Slow Walk Home by Young Dawkins
Red Squirrel Press, 2021
There is a humour to Slow Walk Home that interrupts solemn atmospheres with a wry warmth, comedy and tragedy unfurling like contrasting petals of the same bloom. The second collection of verse by Young Dawkins, an American-born poet who has lived in Scotland and now resides in Tasmania, Slow Walk Home also pays homage to Beat poets of his generation, evident in poems such as ‘The Real Lion—Ginsberg’ and ‘Kerouac, Raton Canyon’. But these homages aren’t mere nostalgia – Dawkins offers a glimpse of the era through a fractured looking glass, not entirely rose-tinted, but perhaps with a smudge of its glow. In ‘Fishing with the Dead’ and ‘Breakdown,’ Dawkins tempers his reflections on the past with a mature gaze – both poems inhabit a quiet sense of finitude, but not melancholy, as the speaker witnesses a collapse in communication. There is a sense of arrival approaching acceptance as the latter poem’s final line reads: ‘The railroads are dying.’ This poem powerfully conveys the bewildering sense of love’s failure in one becoming unknown to the other, an experience illustrated by weeds devouring machinery: ‘Swallows are nesting / in the faded / yellow coach car / that was our love.’ In the yellow coach car, Dawkins shows the wild ache of abandon, the lost capacity for warmth that emanates from a hollowed vessel of memory. As Dawkins writes in ‘Portsmouth’, ‘Memory is the diamond stone / on which we hone our edges.’ These are not so much trips down memory lane as an observation of memory’s physicality – the ways in which life is contoured by loss and mortality, evoked in decomposing symbols of the old American dream: hollowed-out cars, railroads that come to an end through their disuse.

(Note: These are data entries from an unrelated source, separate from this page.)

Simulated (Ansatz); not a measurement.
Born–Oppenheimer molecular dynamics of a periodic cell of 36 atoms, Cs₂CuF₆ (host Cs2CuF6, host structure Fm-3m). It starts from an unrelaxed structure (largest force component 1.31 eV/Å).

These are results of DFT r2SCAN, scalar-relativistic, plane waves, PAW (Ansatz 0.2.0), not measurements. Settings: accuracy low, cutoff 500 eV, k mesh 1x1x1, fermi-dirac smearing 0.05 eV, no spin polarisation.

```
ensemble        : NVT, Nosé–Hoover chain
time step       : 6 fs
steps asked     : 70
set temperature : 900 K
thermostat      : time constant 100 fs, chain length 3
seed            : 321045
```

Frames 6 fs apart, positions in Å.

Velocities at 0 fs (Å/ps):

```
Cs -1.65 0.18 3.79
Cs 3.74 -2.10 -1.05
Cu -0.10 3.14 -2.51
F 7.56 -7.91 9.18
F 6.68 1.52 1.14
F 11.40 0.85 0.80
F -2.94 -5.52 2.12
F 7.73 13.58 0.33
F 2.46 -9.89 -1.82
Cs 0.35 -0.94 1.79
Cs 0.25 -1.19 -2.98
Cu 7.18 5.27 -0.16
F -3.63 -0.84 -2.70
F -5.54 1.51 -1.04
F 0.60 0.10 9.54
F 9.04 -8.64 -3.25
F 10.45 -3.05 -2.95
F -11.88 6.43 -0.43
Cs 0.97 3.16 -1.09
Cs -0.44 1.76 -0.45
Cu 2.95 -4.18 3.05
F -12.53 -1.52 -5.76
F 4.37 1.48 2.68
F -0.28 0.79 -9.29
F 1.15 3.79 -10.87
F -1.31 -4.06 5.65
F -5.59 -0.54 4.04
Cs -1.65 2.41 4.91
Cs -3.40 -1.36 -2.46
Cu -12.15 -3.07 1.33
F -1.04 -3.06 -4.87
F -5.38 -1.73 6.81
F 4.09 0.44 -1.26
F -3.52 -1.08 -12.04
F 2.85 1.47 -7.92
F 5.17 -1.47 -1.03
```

In his encounters with dead ends and cul-de-sacs, Dawkins acknowledges that, to parrot a simple adage, that all things, good or bad, must pass. In doing so, he draws connections between homage and transience. Among the references to other poets of his generation is a sense of memory as a fluid instrument, filtering through channels of music and image to find a place of rest. The act of remembering and paying respects to loved ones passed is expressed in the simple practice of walking. When the speaker goes to visit the grave of a loved one, or crosses the road, these sites are rendered at once surreal and mundane by glimmers of reverence and humour.
Maybe it’s the old Billy Connolly rule that you can make anything funny with a Scottish accent, but reading ‘Green Man’ made me laugh out loud at the poem’s deadpan line: ‘you cannae / simply stand there like some fucking tourist.’ Dawkins wields humour in different ways throughout – it intercepts tragedy in the poem ‘Dialogue’, where the speaker visits their father’s grave in a cemetery, all the while recognising the names on other headstones of people they knew growing up. The grieving speaker sits down in the cemetery:
I said, Dad, I love you. I miss you. He was silent. I took one of my business cards and placed it above his name, in case he changes his mind.
These poems are deceptively simple in narrative, but they hold a balance between seemingly conflicting forces. In bringing together these glimpses of humour alongside stretches of sorrow, Slow Walk Home reads like a tapestry of love and loss. The warm joys of the mundane are interspersed between dizzying highs and punishing lows. For example, Dawkins’ poetry trammels the small pleasures of everyday routines with subtly evocative language, in the poem ‘The Perfect Chicken Sandwich’ (‘toasted fast beneath an angry grill’) and the poem about his son, ‘Tom, One Year’. This poem is as guileless as its title, but playful in its depiction of parenthood:
we throw stale bread at indifferent ducks, then bundle back home for a later lunch of pasta, self-served by fat little fingers.
The rhythm of these poems works alongside images of food and contented repetition, creating a sense of comfort, or the radiance of quiet happiness.
Not ready for sleep and too early to eat— we walk around the flat, you crooked in my arm, and together we put names to the mysteries; Door. Clock. Rug. Light.
But there are sections where the poetry feels perhaps too satisfied, too convinced of its own enclosing logic, such as in the closing poem ‘Home’:
they sent a beautiful woman from the edge of the earth, first to hold me, to love me, to remind me of being a man.
The poem doesn’t make it clear if the implication that women are put on earth to remind men of their masculinity is intended as wryness or irony that emerges in the rest of the collection, or whether it is an unintentionally earnest cliché. Either way, to end with something so conclusive (or so loaded with irony) feels like a missed mark for in a collection that is otherwise adept at unravelling more complex expressions of relationships. Either way, the entire poem feels as if it is trying to bundle an expansive allegory into a few universalising words that could be deliberately ambiguous, but which lack the specificity and depth of the preceding poems.